CSCI 3366 (Introduction to Parallel and Distributed Processing), Spring 2002:
Homework 3

Assigned:: February 19, 2002.
Due:: February 28, 2002, at 5pm.
Credit:: 40 points.

Overview
Details
Helpful hints
What to turn in

Overview

The textbook discusses an algorithm called ``bucket sort'' for using multiple processes to sort a list of numbers. For this assignment, your mission will be to implement this algorithm to sort an array of integers and compare its performance with that of a sequential (one-process) sort. Because reading numbers in and printing them out is tedious, we will generate the numbers to sort using a random number generator, and rather than printing them out we will compare the results to the results of sorting using a sequential sort. We will time only the part of the program that performs the bucket sort, allowing reasonable comparisons.

Details

The starter program

For this assignment, I have written an MPI main program that accepts as a command-line argument a number representing the size of the array to sort. The program generates an array of integers, sorts it, and compares the results to a correct sort. It also times the sorting step and prints the results. The actual sorting is done in functions masterProcess() (running in process 0) and slaveProcess() (running in all other processes). As currently written, the slaveProcess() function does nothing, and all the work of sorting is done in masterProcess() -- i.e., the program is currently a sequential sort.

You can obtain code for the starter program by downloading the following files:

bsort.cpp -- code for the main program, plus function declarations for masterProcess() and slaveProcess().
masterslave.cpp -- definitions (code) for masterProcess() and slaveProcess().
Makefile -- a custom Makefile for the bsort program (not really essential, but convenient).

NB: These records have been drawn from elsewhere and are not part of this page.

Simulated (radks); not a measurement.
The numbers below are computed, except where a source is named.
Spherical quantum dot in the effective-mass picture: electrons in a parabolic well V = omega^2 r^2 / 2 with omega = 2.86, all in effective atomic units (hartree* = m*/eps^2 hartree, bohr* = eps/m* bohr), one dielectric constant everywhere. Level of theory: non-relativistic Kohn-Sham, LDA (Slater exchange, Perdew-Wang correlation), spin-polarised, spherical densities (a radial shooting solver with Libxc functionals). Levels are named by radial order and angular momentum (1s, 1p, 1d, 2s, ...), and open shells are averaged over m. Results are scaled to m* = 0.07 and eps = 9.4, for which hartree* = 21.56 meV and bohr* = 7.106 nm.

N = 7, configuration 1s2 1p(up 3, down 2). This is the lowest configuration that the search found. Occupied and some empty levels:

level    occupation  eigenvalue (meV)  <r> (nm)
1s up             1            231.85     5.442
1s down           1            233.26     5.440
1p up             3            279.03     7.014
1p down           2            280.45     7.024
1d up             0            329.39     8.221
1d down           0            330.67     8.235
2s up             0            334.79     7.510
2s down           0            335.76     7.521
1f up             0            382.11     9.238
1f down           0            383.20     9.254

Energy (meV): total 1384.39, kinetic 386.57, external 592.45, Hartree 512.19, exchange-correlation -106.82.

To compile the program, use the command

make bsort

Run the executable (named bsort) as you would run any other MPI program with a command-line argument; e.g., to run it with one process and sorting 1000 numbers, use this command:

mpirun -np 1 bsort 1000

The provided code also includes some examples of adding ``debug print'' statements that can be included/excluded at compile time (look up #ifdef in a C/C++ textbook to learn more about this). By default, these statements are included; to include them, compile as follows:

make DEBUG= bsort

You may find this feature useful for adding your own debug print statements; then you can easily turn them on (for debugging) and off (for collecting timing information) simply by varying the command you use to compile.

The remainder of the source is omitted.